Public transit is one of the most affordable ways to get around. We need to make sure it’s accessible for everyone. We need to continually grow public transit so it serves more riders, more areas, and more times of day – so it frees more people from being dependent on cars.
Public transit is essential to our sustainable future. Muni has served 750,000 trips daily while contributing less than 1% of the city’s greenhouse gases. While Muni itself is one of the greenest transit systems in the country, meeting the city’s climate goals means Muni needs to be the first transportation choice for many more San Franciscans.
Public transit also has the potential to make streets safer, improve our air quality, and reduce traffic congestion.
We’re fighting for a public transit system that can live up to its potential and serve us all. Become a member, join our community, and help us build the future of public transit in San Francisco!
Who We Are
VINITA GOYAL, Executive Director
Vinita Goyal is Executive Director at San Francisco Transit Riders leading efforts presently on organizational and development strategies and providing thought partnership on programs and campaigns related to place-based planning, policy and investments centered on racial and social justice and capacity building for local communities.

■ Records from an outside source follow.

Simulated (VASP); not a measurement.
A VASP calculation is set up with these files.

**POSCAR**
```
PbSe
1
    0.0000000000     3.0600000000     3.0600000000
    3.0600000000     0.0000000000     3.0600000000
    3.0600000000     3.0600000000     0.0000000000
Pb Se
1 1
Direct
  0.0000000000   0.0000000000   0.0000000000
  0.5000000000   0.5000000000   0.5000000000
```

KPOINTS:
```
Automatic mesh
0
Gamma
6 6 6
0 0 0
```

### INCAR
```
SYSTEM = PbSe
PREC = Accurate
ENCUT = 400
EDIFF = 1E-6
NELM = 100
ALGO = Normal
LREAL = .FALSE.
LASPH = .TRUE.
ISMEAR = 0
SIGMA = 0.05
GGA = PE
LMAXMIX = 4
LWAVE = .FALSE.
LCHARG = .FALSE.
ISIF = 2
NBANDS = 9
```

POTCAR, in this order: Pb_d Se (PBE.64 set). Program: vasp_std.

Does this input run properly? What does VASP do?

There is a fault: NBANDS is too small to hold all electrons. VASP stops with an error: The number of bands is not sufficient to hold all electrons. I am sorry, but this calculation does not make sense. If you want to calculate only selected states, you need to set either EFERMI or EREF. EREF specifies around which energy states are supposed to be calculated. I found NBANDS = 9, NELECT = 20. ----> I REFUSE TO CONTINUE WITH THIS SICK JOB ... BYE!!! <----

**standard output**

Vinita has focused the last decade in the non-profit sector, in philanthropy, and in the public sector, on aligning place-based infrastructure improvements with community needs and aspirations, particularly for vulnerable populations who can be adversely affected by planning and development. Previously, Vinita was Program Officer of Housing and Transportation at Silicon Valley Community Foundation, where she supported the $100 Billion Regional Transportation Measure campaign, alongside San Francisco Transit Riders, through co-leading research, fundraising and co-convening national experts to garner support for progressive revenue mechanisms (beyond sales tax) for regional transportation infrastructure. At SVCF, Vinita also initiated and led the foundation to prioritize investments in supporting shared equity housing models in the Peninsula-South Bay region and co-led efforts with community partners to launch the Peninsula-South Bay Preservation Lab to advance systems level efforts in addressing housing displacement.
As Strategic Advisor at City of Seattle’s Office of Planning and Community Development, Vinita led a film project that featured the lived experiences of residents facing displacement in the Central Area neighborhood that would be affected with the City’s proposed city-wide inclusionary housing framework. Vinita also led discussions with the Chinatown stakeholders on community stabilization strategies as part of the Chinatown International District Framework Implementation Plan. Prior to that, at the Association of Bay Area Governments, Vinita led the analysis assessing the feasibility of converting Mobile Home Communities into shared equity housing while at the City of Oakland, Vinita coordinated an inter-departmental equitable development strategy for the West Oakland Specific Plan.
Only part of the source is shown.